As a second basis underlying their claimed justification for modification, Petitioners point to a purported deficiency in the Federal Listing Order. Petitioners claim the Federal Order has "left out" competitors that operate on a "stand-alone" basis without an agent-principal relationship with a CLC. Petitioners claim such stand-alone DA providers are not yet able to obtain data under the federal rules applicable to carriers' "agents."

Even assuming that federal rules did not provide sufficient authority for stand-alone DA providers to obtain access to DA data, our own state-adopted rules already mandate that all third-party DA providers must be granted access to DA databases of the ILECs. Our rules have not "left out" any DA providers in their coverage under our rules. We adopted the requirement in D.97-01-042 for all third-party DA providers to be granted access to DA data on a nondiscriminatory basis, and no further modification to a Commission decision is necessary simply to reiterate a requirement that already exists.

Petitioners provide no basis to conclude that our current interim treatment results in unfair discriminatory treatment to DA providers merely because they are not agents of CLCs. As noted above, the FCC Directory Listing Order issued on January 23, 2001 held that a third-party DA provider who acts as an agent for a CLC is entitled to receive access to DA database listings under the same terms contracted by its CLC principal. Petitioners' proposed modification to D.98-01-022 would result in a direct conflict with the FCC Order in that the Order specifically limited a DA provider's rights to obtain the rate only of its CLC principal. Under the federal rules, a DA provider is not entitled to a lower rate that might be offered to any other DA provider with a different CLC principal. The Petitioners' proposed modification would ignore the relationship between the DA provider and its CLC principal, but instead would enable any DA provider to demand whatever rate was offered to any DA provider or CLEC, irrespective of whether there was any agent-principal relationship or not.
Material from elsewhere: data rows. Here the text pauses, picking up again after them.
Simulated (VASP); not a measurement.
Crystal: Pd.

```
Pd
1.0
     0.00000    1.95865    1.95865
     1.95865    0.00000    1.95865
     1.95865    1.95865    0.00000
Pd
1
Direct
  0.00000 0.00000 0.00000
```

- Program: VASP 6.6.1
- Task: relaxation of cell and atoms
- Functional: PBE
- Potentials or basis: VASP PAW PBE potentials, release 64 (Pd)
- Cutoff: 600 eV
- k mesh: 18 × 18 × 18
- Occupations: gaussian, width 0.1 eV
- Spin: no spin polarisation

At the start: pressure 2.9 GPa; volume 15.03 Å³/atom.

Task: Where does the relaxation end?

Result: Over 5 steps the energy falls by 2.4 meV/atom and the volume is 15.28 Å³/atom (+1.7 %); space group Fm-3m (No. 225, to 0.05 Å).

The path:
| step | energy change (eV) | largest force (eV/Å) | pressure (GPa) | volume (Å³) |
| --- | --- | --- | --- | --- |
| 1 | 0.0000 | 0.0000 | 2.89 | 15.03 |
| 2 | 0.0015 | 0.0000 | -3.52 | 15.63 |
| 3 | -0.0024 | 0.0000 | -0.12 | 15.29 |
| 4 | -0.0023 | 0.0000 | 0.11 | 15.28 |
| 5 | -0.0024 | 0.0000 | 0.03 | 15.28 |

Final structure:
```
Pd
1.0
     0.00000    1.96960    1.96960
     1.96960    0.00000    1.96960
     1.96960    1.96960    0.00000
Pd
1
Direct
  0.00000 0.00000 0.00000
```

While we are not necessarily prevented by federal rules from adopting additional state rules, if warranted, it would not be proper to modify a Commission decision that would create a direct conflict with federal rules. Yet, this would be the result from granting the Petition for Modification. Moreover, independent of federal rules, we find no basis to conclude that granting the petition is the proper course of action to achieve nondiscriminatory access to DA listings. We have already concluded in D.98-01-022 that the provision for ultimate true-up of interim rates reasonably protects the interests of all parties involved. The changes proposed in the Petition for Modification do not offer an alternative that results in a better balance of interests than the status quo.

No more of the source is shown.